We attended a briefing at the Business Council for International Understanding last week at the IMF/World Bank spring meetings in Washington DC. Nigeria was the focus and Lagos stood out as the poster child. The briefing was well attended by Lagos State government officials including the governor.
Last year GDP for Lagos State stood at US$92.9bn (data drawn from the state’s own statistics). The population is currently estimated at 24.8 million with a rapidly growing middle class, pointing towards a huge consumption market. The keynote speaker, Governor Ambode, gave useful insights into investment opportunities within Nigeria’s commercial hub.
Based on data from the UN, as quoted by the governor, Lagos receives 80 visiting individuals per hour. As such, he disclosed that transportation features on the priority list of his administration’s agenda. There are ongoing conversations geared towards developing integrated multi-modal transport systems (roads and waterways).
Power supply shortages remain a key issue not just for Lagos but the country in general. However, to encourage business activities generally as well as manufacturing within the state, a few energy projects have been initiated. The governor discussed Island Power, a US$16m power project expected to generate 9.7MW.
Investment opportunities within the tourism sector also cropped up and delegates seemed enthusiastic. Lagos State is culturally rich and has not fully capitalized on converting this positive into tourist attractions. Rather than a replica of Disney World, the authorities and/or the private sector could develop a tourist center that captures the state’s cultural characteristics.
Lagos is one of the country’s largest markets for agro-products, and we learned during the briefing from a senior Uber executive that the company is currently developing an app for tomato transportation into Lagos. Tomato distribution across the country is challenging: it is often said that half of the locally produced tomatoes rot before getting to end-users.
The Lekki free trade zone was also covered at the briefing. Incentives are available to increase investors’ appetite. These include zero-tax on rental income during the pioneer period; zero-duty on the purchase of power generation equipment; and one-stop approval for all permits, operation licenses, and incorporation papers.

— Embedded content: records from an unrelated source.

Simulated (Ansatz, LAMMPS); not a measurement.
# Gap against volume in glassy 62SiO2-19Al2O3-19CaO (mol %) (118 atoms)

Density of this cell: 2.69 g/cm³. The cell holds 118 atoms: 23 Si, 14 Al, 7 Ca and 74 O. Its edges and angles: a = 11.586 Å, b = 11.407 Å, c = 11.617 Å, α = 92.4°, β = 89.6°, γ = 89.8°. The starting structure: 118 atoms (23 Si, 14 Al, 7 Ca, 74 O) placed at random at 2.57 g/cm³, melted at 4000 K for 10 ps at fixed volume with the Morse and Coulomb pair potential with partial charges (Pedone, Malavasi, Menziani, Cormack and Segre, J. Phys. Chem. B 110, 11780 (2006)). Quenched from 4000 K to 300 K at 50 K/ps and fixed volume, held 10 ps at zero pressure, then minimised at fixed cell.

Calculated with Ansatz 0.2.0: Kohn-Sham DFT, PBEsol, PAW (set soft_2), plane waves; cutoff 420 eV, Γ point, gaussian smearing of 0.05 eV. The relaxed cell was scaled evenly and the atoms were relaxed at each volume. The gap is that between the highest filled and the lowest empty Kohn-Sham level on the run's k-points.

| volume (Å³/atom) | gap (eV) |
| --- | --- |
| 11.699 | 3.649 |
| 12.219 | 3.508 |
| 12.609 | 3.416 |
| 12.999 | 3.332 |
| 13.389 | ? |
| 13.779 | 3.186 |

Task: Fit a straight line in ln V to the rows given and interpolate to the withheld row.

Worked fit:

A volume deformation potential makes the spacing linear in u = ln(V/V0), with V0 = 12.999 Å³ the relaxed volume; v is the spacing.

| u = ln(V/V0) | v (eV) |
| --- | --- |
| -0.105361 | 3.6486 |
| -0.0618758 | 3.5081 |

Lagos State has consistently achieved the highest internally generated revenue/total revenue ratio over the past few years. Based on the most recent CBN data, in 2015 the ratio stood at 69%, compared with 53% and 50% for Enugu and Ogun respectively.
The Lagos State government is to be applauded for its efforts to attract investment into the country. However, for Nigeria to achieve inclusive growth, all other state governments need to identify their comparative advantage, develop it, and create favorable conditions for local and offshore investors.